US federal cash is on its way to fund research into long-duration energy storage using lead-acid batteries.
A consortium backed by industry bodies Battery Council International and the Consortium for Battery Innovation, will conduct pre-competitive research aimed at improving lead battery performance. Companies participating in the consortium include Advanced Battery Concepts, C&D/Trojan, Clarios, Crown Battery, East Penn Manufacturing, EnerSys, Gridtential and Stryten Energy. The collaborating national laboratories are Argonne, Oak Ridge and Pacific Northwest (PNNL).
The $5 million award from the US Department of Energy, announced on 27 September, will support work to develop lead batteries capable of 10+ hours of storage with a pathway to $0.05/kWh levelised cost of storage by 2030.
BCI’s technical director Tim Ellis, formerly technical director at battery company Ecobat, told BEST in an interview the three-year programme will combine advanced techno-economic analysis with fundamental materials science research.

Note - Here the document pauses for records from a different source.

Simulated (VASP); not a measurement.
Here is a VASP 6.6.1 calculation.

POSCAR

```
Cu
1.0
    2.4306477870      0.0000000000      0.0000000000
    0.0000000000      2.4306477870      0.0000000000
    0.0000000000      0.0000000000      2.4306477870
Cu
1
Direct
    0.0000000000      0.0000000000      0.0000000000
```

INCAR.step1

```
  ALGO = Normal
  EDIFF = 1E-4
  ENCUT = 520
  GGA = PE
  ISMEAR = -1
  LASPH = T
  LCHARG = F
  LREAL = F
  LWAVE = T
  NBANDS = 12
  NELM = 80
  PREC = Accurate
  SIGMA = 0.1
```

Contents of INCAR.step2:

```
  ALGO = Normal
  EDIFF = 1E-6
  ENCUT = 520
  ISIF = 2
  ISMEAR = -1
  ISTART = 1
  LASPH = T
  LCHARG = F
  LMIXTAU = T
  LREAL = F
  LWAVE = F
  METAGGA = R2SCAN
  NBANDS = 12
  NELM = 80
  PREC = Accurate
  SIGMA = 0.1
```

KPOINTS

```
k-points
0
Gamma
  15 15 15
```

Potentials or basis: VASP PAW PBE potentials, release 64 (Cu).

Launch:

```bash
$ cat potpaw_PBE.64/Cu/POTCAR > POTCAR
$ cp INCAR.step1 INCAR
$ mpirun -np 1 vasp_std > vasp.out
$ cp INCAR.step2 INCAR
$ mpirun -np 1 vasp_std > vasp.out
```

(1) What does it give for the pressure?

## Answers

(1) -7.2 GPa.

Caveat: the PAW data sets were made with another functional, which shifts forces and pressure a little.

“We have two technical issues we’re trying to work on,” he said. “One is cycle life, which is extremely important…The more cycles you get out of a battery, the less cost it is per unit, per kilowatt hour of storage. So we’re working on extending cycle life, and the other one that we’re working on is increasing the capacity utilisation of lead batteries. And we’re trying to get over 70% capacity utilisation at over 5,000 cycles. That’s the goal.”
PNNL will be doing the battery testing while the companies will be supplying it with products for testing. In a two-for-one funding arrangement, the companies will put $2.5 million into the research, Ellis said.
The research team is focusing on the technology rather than its application in systems. “We’re really working only on the technology. We’re going to let DOE and the power companies figure out the applications,” said Ellis.
Argonne, which has just undergone a $2 billion upgrade of its Advanced Photon Source (APS) at an existing $10 billion facility that no battery company could afford, will be doing modelling or measurement on the upgraded APS as the battery charges and discharges.
It will study the accumulation of various sulphates and oxides and check failure mechanisms within the battery, he said. As 5,000 cycles will take the battery past retirement, Argonne will build models to predict how long the batteries will cycle.
Crystallisation behaviour
A third element will work on fundamentals of crystallisation behaviour, to be done at Oak Ridge. The final section of the work is back at PNNL, and analysis of the batteries for failure. “We will look at how the materials have crystallised and dissolved. Then we go back and we develop new batteries and we retest them,” he said.
The information will then be used to build a techno-economic model by Vilayanur Viswanathan at PNNL for lead batteries in a specific long-duration energy storage space, Ellis said.
One of the challenges in the US is the long distances that need to be covered by power grids, sometimes across state boundaries. The Federal Energy Regulatory Commission is responsible for transfer of energy pricing between states and n0-one has worked out how to do that yet with LDES, according to Ellis.
The project is tasked with achieving LDES electricity pricing of $0.05/KWh. Ellis said things are close to $0.075/KWh. “So we’re getting there where that 5,000 cycles, that 70% depth of discharge comes in, is that’s kind of the minimum performance to hit five cents. Now, part of the problem with that number of five cents is they’re including the whole system.”
Battery manufacturers have no control over the cost of inverters, transformers or copper wire. Another problem, according to Ellis, is that no battery manufacturer makes systems. The larger the system, the more costs come down, he said. “There are very few massive scale lead systems. There’s a couple in China, but nobody’s built a 10MWh lead system in the United States, Europe or Japan. Not that I know of.”
He believes power companies in the US will be seeking systems of this size for grid storage, due to the size of the country. That would allow bus fleets, for example, to be charged at night after the batteries are charged up during the day.
The companies will have an equal share of the resulting IP, and can apply it to their own products, Ellis said. As this is pre-competitive research, each participating company will be free to decide how they use it and incorporate into their product lines. “The battery companies are not uniform. They all have their particular segmentations to market and capabilities. So some may do the same thing, other ones may do something completely different. One guy may do automotive with it.
“There’s nothing to prevent them from taking this technology and using it in automotive products or fork truck batteries or fishing motor batteries along with LDES.”
He added the reason BCI is promoting this research is the US government has put a huge investment into lithium batteries, and the country “has not prospered from it.”
Consumers have nice mobile phones and stuff, he said, but these research projects are for US entities only.
Ellis believes the project is significant. “Having the DOE recognise that lead technology is important to the continuation of growing the energy diversification economy is a big deal for our industry. You know, at least they’re not saying, go away, we don’t want to hear from you again.”